I feel really gloomy. I just wrote a letter for JC and it's sad to know that I'm gonna have to let him go. Man, is my life ever gonna change? I've been writing you letters for many years now yet I'm still confiding nothing but how desperate I am. I am so hopeless. I think I'm just gonna die like this.

Anyway, here's what I wrote for him:


March 07, 2016
02:28AM


Joven,

Okay. I honestly don't know how to start with this letter because, to begin with, I don't even know why I'm writing to you right now. I guess my fingers are just itching to type anything and you are all I've been thinking of the whole day. I have nothing to say. Or at least nothing at the moment. But since I already started writing, I know my mind will bring up something relevant to talk about.

I know I've never been like a best friend to you, given the fact that we've only known each other for two months. If it only was long enough, maybe I've made an adequate effort to be the best. But there is no such thing as forever—this friendship has to end sooner or later. So let me make the most out of this letter and tell you what I have to say, before it's too late.

To Alas: You!!! You're the reason why I fell in love in the first place. Why did you have to be such a pain in the ass? And how the hell did you know that I'm gonna get attracted to Joven when he is being a brat? But thank you very much. If it wasn't for you, I'm never gonna notice him. Remember that time when I sat beside him in process training? You were always around. That was the time I stared to his face for the first time, thinking how interesting he was. It was crazy, if you wanna know the truth. Crazy in the sense that I got attracted to Joven for being masungit like that. "Alas!", I'd always scream in my head. But the more you hate, the more you start learning to love. And you won, congratulations. I couldn't stop thinking of him since. Whatever you did, it was a job well done.

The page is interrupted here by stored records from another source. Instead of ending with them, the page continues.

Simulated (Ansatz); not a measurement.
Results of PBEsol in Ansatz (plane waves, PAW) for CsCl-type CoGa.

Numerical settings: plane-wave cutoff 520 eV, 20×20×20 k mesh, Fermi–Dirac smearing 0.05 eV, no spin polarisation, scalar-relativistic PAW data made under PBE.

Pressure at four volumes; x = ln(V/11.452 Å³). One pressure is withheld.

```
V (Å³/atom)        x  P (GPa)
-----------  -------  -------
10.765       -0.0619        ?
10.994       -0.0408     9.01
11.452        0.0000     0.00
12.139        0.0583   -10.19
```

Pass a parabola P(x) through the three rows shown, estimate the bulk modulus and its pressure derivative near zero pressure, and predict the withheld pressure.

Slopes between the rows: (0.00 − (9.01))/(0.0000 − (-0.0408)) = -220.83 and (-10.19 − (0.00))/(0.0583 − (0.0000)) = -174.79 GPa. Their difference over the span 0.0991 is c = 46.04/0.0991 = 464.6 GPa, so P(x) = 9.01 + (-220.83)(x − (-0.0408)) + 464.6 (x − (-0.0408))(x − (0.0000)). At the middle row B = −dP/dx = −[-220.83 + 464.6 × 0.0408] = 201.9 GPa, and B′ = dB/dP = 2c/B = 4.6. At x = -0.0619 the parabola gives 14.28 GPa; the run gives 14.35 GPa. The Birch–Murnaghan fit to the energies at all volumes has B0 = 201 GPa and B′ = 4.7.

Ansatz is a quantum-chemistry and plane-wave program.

To Denton: Hey there charming one. I really appreciate how you make Joven happy sometimes. And seeing him happy makes me float in the air like a ball of fluffy cloud. If I only like cherubins, I'd consider you one. Thank you for showing up when I need to see you. You are my drug, and I love the high you bring. If I was a Buddhist, I'd say it was nirvana. But how come you seldom show up? Joven needs you more than anyone else. He needs to be happy all the time because that way, he influences a lot of people to be happy too.

I know you'd stick around even when I'm already gone. Until then I'm gonna be relieved to know he still manages to be happy. I know Joven and I are not gonna be friends anymore, so I'm leaving him for you to look after. Keep him happy. I'd still wanna see him like that.

To Ose: You are very clever. And why am I not surprised? You are not gonna be called a demon for nothing. And if only I don't bow my head to the masters of hell, I'm sure I'm hating you right now. I wanted to get rid of you, to scream for you to go back to the burning pits of hell, to be engulfed by the flames and to rot slowly and brutally. But you're gonna like that, don't you? And I'm sure you'd be waiting for me to come home to our kingdom—arms wide open, a menacing smile on your face. Don't you worry my friend, I'll see you there.

To Major: Hello stranger. It's nice to finally see you. I almost thought you don't exist, but who am I kidding? Right? Why did I ever think Joven doesn't have you in him? I am such a fool.

But thank you for introducing your self. I appreciate that you showed up sooner, before I get caught up in a disastrous tangle and can't escape. But to be honest with you, it hurt me when I met you. I cried, if you wanna know the truth. I felt terribly sad to learn that my game is over. I am ashamed. Too ashamed to look you in the eye, let alone hold my head up. I'm sorry. I mean it. If I could only take back what I told Joven, I'd do everything to take it back. But I love him, so much as a matter of fact. But it ends there. I'm never gonna tell him that again—because I don't have the rights. Thank you for making me realize that.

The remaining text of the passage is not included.